COMMENTARY | Arizona Rep. Gabrielle Giffords was shot three months ago while meeting with constituents in Tucson outside of a local grocery store. USA Today reports she is doing remarkably well in Houston in the middle of her rehabilitation. Giffords has regained her speech, walks with assistance and seems to have no memory problems.

In short, Giffords' recovery has been miraculous. In the three months she's been recovering in Tucson and Houston, a lot of things have changed in the world. The Middle East faces massive protests, Libya is under siege and Japan is still recovering from a devastating earthquake and tsunami.

Some things have remained the same. Even after moving memorial speeches and even postponing work in the Senate for a week, government leaders seemingly have changed little in three months.

Congressional Habits

Congress in general hasn't changed its security measures much, even though some representatives have stated they will take extra measures. The New York Daily News reports representatives Jason Chaffetz and Heath Shuler both stated they intend to carry concealed weapons in their home districts. U.S. Marshals can deputize them should the need arise for better security measures and more protection against violent crime.

Still, many in Congress have stated they will go about their business as usual. Meeting with constituents and attending events are necessary parts of the job. Rep. Jerry McNerney held a similar "Congress At Your Corner" event in late January much like the one Giffords was working when she was shot. There were extra police and added precautions, but he still met with voters at a public library in California.


Congress hasn't agreed on much since the shooting, and that stigma continues today. A partial shutdown of the government may well be happening starting April 8 when funding portions of the government run out. The White House, Democrats and Republicans all don't agree on what programs should be cut, how much money should be spent and what they need to do to avert a shutdown. Reuters and USA Today report the budget dilemma is far from over as no one wants to back down.

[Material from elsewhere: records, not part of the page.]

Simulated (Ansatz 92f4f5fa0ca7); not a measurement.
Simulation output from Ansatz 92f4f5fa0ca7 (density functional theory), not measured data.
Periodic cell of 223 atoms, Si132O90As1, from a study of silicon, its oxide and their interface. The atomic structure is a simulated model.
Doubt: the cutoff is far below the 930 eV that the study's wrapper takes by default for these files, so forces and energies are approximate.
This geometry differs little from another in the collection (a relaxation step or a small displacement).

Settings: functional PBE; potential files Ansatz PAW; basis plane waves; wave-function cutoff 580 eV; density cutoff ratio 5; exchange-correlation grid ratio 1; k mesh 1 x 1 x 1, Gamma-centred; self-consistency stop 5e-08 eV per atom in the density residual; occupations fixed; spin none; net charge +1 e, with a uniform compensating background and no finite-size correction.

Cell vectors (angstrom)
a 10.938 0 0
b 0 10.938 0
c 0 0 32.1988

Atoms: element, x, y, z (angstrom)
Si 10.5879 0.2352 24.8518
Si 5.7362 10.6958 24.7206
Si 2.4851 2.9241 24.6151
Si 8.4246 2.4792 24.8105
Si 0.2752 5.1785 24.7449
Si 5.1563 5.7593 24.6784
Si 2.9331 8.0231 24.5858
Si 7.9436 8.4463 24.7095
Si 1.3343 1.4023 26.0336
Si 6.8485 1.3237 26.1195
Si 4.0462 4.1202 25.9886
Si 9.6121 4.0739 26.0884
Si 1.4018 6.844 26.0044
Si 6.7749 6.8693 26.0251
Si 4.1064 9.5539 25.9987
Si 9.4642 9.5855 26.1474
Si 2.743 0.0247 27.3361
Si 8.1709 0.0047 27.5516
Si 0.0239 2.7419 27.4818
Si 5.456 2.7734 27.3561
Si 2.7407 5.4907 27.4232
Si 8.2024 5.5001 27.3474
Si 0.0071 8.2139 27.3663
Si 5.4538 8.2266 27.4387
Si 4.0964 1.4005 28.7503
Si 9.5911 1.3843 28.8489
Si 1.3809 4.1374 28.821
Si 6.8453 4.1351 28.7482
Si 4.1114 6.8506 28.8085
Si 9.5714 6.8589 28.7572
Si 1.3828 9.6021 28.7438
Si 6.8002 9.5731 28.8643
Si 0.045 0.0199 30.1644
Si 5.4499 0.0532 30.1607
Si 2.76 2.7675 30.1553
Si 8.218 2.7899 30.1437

No one is flinching as everyone says a shutdown isn't preferred, but that's the direction Congress and the White House is heading. Even as one of their own is still recovering from a critical gunshot would, many outside of Washington, D.C., are wondering why they can't all just get along. The Democrats claim they have bowed to Republican pressure but now the GOP wants steeper budget cuts. All it is in the nation's capital right now is a big mess. But at least the tone is civil, even if nearly a million federal workers are worried about their jobs.

Gun Control

One hefty issue revolving around the Giffords shooting is gun control. Very shortly after the shooting happened, a Republican from New York introduced a bill to Congress to make it a crime to carry guns withing 1,000 feet of a member of Congress. Rep. Peter King made the announcement alongside Mayor Michael Bloomberg of New York City, but The Hill reported House Speaker John Boehner rejected the proposal. The New York Daily News also reports Bloomberg is disappointed in the lack of action Congress has taken on gun control laws since the shooting.

President Obama penned an op-ed piece to the Arizona Daily Star March 13 in which he stated current gun laws must be enforced more effectively. Obama also made a case for limiting access to guns for those with psychological problems. It is believed the alleged shooter, Jared Lee Loughner, is mentally unstable and was still able to purchase a gun and ammunition.

Rep. Gary Ackerman (D-N.Y.) also introduced legislation a few days after the shooting in an attempt to close loopholes in current gun laws. So far, no sweeping legislation has been passed by either chamber of Congress as they have been working on budget problems.

How Will Giffords Proceed After Recovery?

Giffords clearly needs to focus on her recovery right now. When she becomes able to resume a normal life, she will likely be a strong advocate for making sure her constituents are taken care of. It doesn't necessarily mean she will advocate taking away guns or limiting someone's right to own firearms. However, she may take a cautious approach and join her Democratic colleagues in helping close loopholes in current gun laws.

Depending upon how moved she has been by her injuries and the events surrounding her assassination attempt, Giffords may want to do something entirely different and stay out of politics. Maybe she will want to start her own foundation and speak around the country as an advocate for non-violence. Perhaps Giffords will retire from public service and focus on the needs of her own community in Tucson.

Either way, Giffords will not go quietly into the night. As time separates us from traumatic events in our past, humans tend to forget what happened. But to the people who were affected most by the bullets and blood on Jan. 8, 2011, they will never forget the shootings, nor should they let others diminish the tragedy of Tucson.